Useful Tools for the Rabbitry

By Laurie Stroupe

Okay, so we’re not exactly a trade. But, just the same, there are tools that can help us reach our goals in raising rabbits. I’m not sure I can write an exhaustive list, but here are some tools that I think are very important:

1. Standard of Perfection (SOP)

 The SOP is not just for registrars and judges. Sure, the bulk of it is standards for rabbits and cavies you do not raise, but that one up-to-date standard for your breed is worth the price of the book. However, there’s much more in the SOP than just the breed standards. There’s a rabbit glossary, information on admitting new varieties and new breeds to the standard, a list of general disqualifications (if you just read your breed standard, you are only getting half of the story), diagrams of certain faults, photos of teeth problems and eye colors and much more. Some vendors sell the SOP, and you can also purchase it directly from ARBA.

2. Tattoo equipment

I hate tattooing. Absolutely hate it. I’ve tried the clamp, manual pen, and battery pen. I currently have an EZ-Tat. But when I can scrape a few dollars together, I’m going to buy a new battery operated pen. It’s sleeker and easier to handle than the EZ-Tat. A friend of mine has one and loves it. You can get more information at the LOV’s website where it says Cordless Tattoo.

3. Vanodine 

I think Vanodine is better than plain iodine, bleach, or anything else I’ve heard about or tried for general disinfecting. It’s better than plain iodine because it has a surfactant in it, making it useful for cleaning and not just flash disinfecting. It’s not approved for wound care, but I use it on my boo-boos and the rabbits’. It’s safer than bleach for disinfecting around the bunnies. It might seem expensive, but once properly diluted it’s not bad at all. I use it all of the time and go through about one $20 bottle per year. I keep a quart spray bottle, properly diluted, on my work table at all times. I also travel with a smaller version.

4. Grooming Supplies 

Nail scissors, slicker brush, flea comb, and peroxide: those four things can do just about everything you need to do to a rabbit. I just use the cheap cat nail scissors from Wal-Mart, though I’m always looking for a better pair. The metal slicker brush is my number one grooming tool, but I use the flea comb for long, tangled undercoats and for getting dried matter out of the fur. Peroxide is great for food stains. 

5. Anti-Static Spray 

Sure, it’s a grooming aid, too, but it deserves its own mention. I was a little wary about using it in the beginning – I’m such a rule follower and I was afraid it was a foreign substance. But when I was at the Judge’s Academy, I asked Glen Carr about it and was told it was okay to use. It really doesn’t do anything that water won’t; it’s just that it lasts longer. It’s especially helpful on longish fur and during the dry winter months. I purchased mine from Pandora Allen of Fox Allen Farms. It’s called Winner’s Edge. 

6. Software 

I cannot for one minute imagine running my rabbitry without software. Sure, you can write out pedigrees by hand. I know folks with large rabbitries who do that. But that’s not for me. I’m glad that I got my software early on so that I didn’t have a great deal of information to enter in the beginning. Currently, I have records for 1339 rabbits! Now it’s so easy just to click on the parents, enter the name, sex, birthday, and ear number, and I’m well on my way to having a complete record for rabbits born in my rabbitry. Once the rabbit is registered, I add the weight and registration number with the date registered. Hopefully later, I add a grand champion number and keep up with a growing leg count (as if that were automatic!). I also keep track of my breeding, which rabbits are in my herd, waiting to be evaluated for admission to my herd, or for sale (either as pets or pedigreed rabbits). I use Breeder’s Assistant, and I love it.

7. Scales 

Weight is such an important issue in our rabbitries. How many times have you seen someone so excited to show their rabbit, only to have it disqualified because it’s overweight?
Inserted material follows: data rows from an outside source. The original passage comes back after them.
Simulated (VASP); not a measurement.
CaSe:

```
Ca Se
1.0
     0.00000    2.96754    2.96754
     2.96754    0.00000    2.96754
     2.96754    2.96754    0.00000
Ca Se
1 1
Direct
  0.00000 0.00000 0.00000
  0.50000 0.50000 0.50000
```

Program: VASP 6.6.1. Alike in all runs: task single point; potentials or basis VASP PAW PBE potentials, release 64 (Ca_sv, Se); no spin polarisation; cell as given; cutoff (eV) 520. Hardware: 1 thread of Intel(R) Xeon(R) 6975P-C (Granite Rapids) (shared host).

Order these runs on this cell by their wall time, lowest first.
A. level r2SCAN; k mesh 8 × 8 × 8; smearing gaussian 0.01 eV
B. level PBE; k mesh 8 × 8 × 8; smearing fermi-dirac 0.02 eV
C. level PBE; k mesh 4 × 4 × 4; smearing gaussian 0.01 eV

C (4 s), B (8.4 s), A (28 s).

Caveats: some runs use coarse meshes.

You may think that you can use just scales at shows and that’s enough. But it’s important to keep an eye on the weight of your breeding does – the ones that may never, ever go to another show. Overweight does can have problems catching or kindling.

If you have a rabbit that seems to be off somehow, it could be very useful to find out that he’s lost 6 oz. or that his weight is fine. I know that rabbit scales are expensive, but take the plunge and you’ll be glad you did. By the way, if you go to a National show or Convention, you may find the very nice scales on sale for a reasonable price at the end of the show.

I use a kitchen diet scale for weighing kits. It can put your mind at ease if you can be sure your babies are gaining weight.

8. Your Hands 

Some people have highly skilled hands and others do not. But no matter what your skill level, you can improve by using your hands more often. Give your hands, one of your most important tools, as much training as possible. Always pose your rabbits first thing whenever you handle them. Pose first and then clip nails. Pose first and then check genitalia. Pose first and then check to see if the tattoo needs to be retouched.

Also, touch as many rabbits of your breed as possible. That advice is given time and time again, but I don’t see many people taking advantage of this very important activity, me included. Don’t be shy about asking. We all need to touch. We need to feel good examples and poor examples.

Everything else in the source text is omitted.